Geoprocessing tool to select greatest 1 per group with tiebreaker

488
4
12-09-2022 04:19 AM
Status: Open
Labels (1)
Bud
by
Notable Contributor

Idea: Need an OOTB geoprocessing tool that can be used to select the greatest 1 per group in a FGDB table.

For example, for a given ASSET_ID, select the road inspection that has the latest date.

Bud_0-1670588140311.png

I don’t want to create a new FC or create a database view. I want to make a selection in the attribute table of an existing FGDB table.

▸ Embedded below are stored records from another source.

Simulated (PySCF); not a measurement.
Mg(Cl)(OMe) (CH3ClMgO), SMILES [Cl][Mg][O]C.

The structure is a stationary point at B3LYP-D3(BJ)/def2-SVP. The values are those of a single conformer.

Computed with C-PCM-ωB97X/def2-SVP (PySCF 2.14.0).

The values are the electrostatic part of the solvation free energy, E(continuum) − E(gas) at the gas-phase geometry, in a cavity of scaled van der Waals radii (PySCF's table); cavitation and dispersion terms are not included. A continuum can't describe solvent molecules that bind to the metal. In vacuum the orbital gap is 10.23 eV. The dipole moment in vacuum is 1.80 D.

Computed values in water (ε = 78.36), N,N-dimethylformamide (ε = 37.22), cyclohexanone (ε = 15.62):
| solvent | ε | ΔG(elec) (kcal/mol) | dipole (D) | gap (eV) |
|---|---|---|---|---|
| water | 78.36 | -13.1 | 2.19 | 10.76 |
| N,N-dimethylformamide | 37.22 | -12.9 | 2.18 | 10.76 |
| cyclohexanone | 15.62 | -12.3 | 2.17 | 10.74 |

Related question: GP tool to select greatest 1 per group



Edit:

The tool should also let you break ties. So, if for a given asset there were multiple rows with the same date, then use a different field to determine what row to use (aka what row to break the tie).

Similar to what the SQL expression in this answer does: Using a WHERE clause subquery, select the greatest 1 per group with a tie-breaker

roadinsptable.objectid IN (
     SELECT objectid
       FROM roadinsptable r2
      WHERE r2.asset_id = roadinsptable.asset_id
   ORDER BY date_ DESC, condition DESC
      LIMIT 1
            )

That SQL expression (or similar) works for mobile GDBs and enterprise GDBs, but not for file GDBs. So we need a geoprocessing tool.


There are cases when the tiebreaker would be arbitrary. Any of the ties could be used since we don't always have a different field that can be used to break the tie.

But there are other cases where we do have an additional field that we want to use to break the tie (get the max or min of the tiebreaker field per group). So we need the option to use additional fields as tiebreakers.


The tool needs to work for standalone tables.

4 Comments
Bud
by

@DanLee and @SeanLim 

Is there any chance you'd be interested in mocking up a custom tool for this, similar to what we did with the Shrink Lines — GP Tool?

I'm currently knee-deep in trying to find a solution that works for file geodatabases. I imagine I'd be the right person to test such a tool. And the timing is good right now, especially since there's an active discussion on the topic in this thread: Selecting the most recent records based on unique values in another field. The folks in that post might be interested in contributing feedback too.

Thoughts? Thanks.


Sample Excel file that can be loaded into a geodatabase: https://community.esri.com/ccqpr47374/attachments/ccqpr47374/arcgis-pro-ideas/27986/1/species_record... 

DanLee
by Esri Regular Contributor

Hi Bud,

Thank you for thinking of me/us.  I did the following using existing tools:
 
1. I put your data into a gdb, added a new field MyDate (date type), and converted the information in t_date (a text field) into real date values into MyDate.
 
2. Run Summary Statistics to get the "max" date per species:
DanLee_0-1705425602731.png

3. Run Join Field to transfer MAX_MyDate back to the input table via the common field t_species:

DanLee_1-1705425676008.png

4. Run Select Layer By Attribute to get the expected selection:

DanLee_2-1705425860930.png

 

You can put the above into a model or a script.  Hope this gives you a lead.  Of course you can script without running the existing tools.  I won't have time to help you get that done, sorry.

Bud
by

Thanks Dan!

Notes:

  1. I had come up with a similar approach. Glad to see I was on the right track: 
    https://community.esri.com/t5/arcgis-pro-questions/selecting-the-most-recent-records-based-on-unique...
  2. For our records, your approach gets the greatest 1 per group (with ties). Whereas my approach gets the greatest 1 per group (no ties). Both scenarios are valid.
  3. You might find this related idea interesting: Summary Statistics fields — Tie fields to a primary field

Cheers.

DanLee
by Esri Regular Contributor

Yes, Bud I didn't address the tie breaker part.  It is possible to add analysis and a tie breaker field choice.  However, you would need to handle the ties when the tie breaker field contains ties.  If you already have a solution, that's wonderful.  

Thanks for sharing the links to other related topics. I will take a look when I have time. 🙂  

Cheers!